From: Andreas Röhler
Subject: Re: how to map sh-mode to mean bash-mode
Date: Sun, 17 Jul 2011 19:48:07 +0200
User-agent: Mozilla/5.0 (X11; U; Linux i686; de; rv:1.9.2.18) Gecko/20110616 SUSE/3.1.11 Thunderbird/3.1.11

Am 17.07.2011 16:25, schrieb Perry Smith:

On Jul 17, 2011, at 4:26 AM, Andreas Röhler wrote:

Am 16.07.2011 01:58, schrieb jidanni@jidanni.org:
$ touch a.sh a.bash
$ emacs -nw -Q a.bash a.sh
See they are in different modeline modes?
How can I make them both bash mode?
No matter if it is filename prefix, or #!/bin/sh or whatever.
I tried defalias, and it didn't work.



Hi,

AFAIU you want a bash-specific editing environment.
I'm interested in that question, as delivered some shell-script tools.
Maybe have a look at

sh-beg-end.el  at https://launchpad.net/s-x-emacs-werkstatt/

BTW, what should such bash-mode do, what sh-mode and shell-script-mode do not?

I'm curious on this too but... emacs looks at the #! line as well as the 
suffix.  So if you do:

echo '#!/bin/bash'>  f1.sh
echo '#!/bin/bash'>  f2.bash

and then edit them, both put you into bash mode.  And:

echo '#!/bin/bash'>  f3

(no suffix) will put you into bash mode too as well as

echo '#!/usr/bin/env bash'>  f4

(more complicated interpretation of the #! line)

Likewise:

echo '#!/usr/bin/env ruby'>  f5

will put you into Ruby mode when editing f5.

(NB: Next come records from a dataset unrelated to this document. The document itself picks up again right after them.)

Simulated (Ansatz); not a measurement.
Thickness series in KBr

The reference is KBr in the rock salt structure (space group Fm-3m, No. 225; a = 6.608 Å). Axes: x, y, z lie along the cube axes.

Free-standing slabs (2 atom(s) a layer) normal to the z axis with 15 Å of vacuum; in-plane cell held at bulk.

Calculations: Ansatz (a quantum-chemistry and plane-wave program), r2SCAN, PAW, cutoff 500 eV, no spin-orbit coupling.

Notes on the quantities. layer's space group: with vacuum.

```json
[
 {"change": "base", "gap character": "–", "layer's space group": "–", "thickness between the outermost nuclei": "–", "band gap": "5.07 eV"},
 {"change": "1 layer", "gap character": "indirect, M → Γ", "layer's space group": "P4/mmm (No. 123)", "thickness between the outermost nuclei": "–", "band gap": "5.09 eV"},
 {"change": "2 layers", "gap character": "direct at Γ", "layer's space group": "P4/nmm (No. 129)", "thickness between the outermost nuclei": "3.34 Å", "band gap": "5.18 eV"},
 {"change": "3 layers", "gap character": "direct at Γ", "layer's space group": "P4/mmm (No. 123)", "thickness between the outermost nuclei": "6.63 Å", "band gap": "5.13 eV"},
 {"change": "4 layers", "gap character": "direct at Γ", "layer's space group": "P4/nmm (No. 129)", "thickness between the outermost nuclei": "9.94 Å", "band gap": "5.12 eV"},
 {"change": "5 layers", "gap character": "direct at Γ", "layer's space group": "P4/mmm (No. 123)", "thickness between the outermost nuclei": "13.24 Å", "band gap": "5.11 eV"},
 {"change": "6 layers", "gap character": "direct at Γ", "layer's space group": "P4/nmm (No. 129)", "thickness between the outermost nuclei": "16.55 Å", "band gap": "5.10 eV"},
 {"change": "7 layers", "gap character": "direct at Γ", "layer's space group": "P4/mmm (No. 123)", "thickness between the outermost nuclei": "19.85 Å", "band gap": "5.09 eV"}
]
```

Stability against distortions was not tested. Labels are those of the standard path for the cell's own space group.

My curiosity is where is all this magic done so I could tweak it if I needed 
to?  I know about file-mode-alist but that is just the suffix mapping part.  
What is interpreting the #! of a file?

Thanks,
pedz



have to extend/correct my previous proposal, which would work only on file-names.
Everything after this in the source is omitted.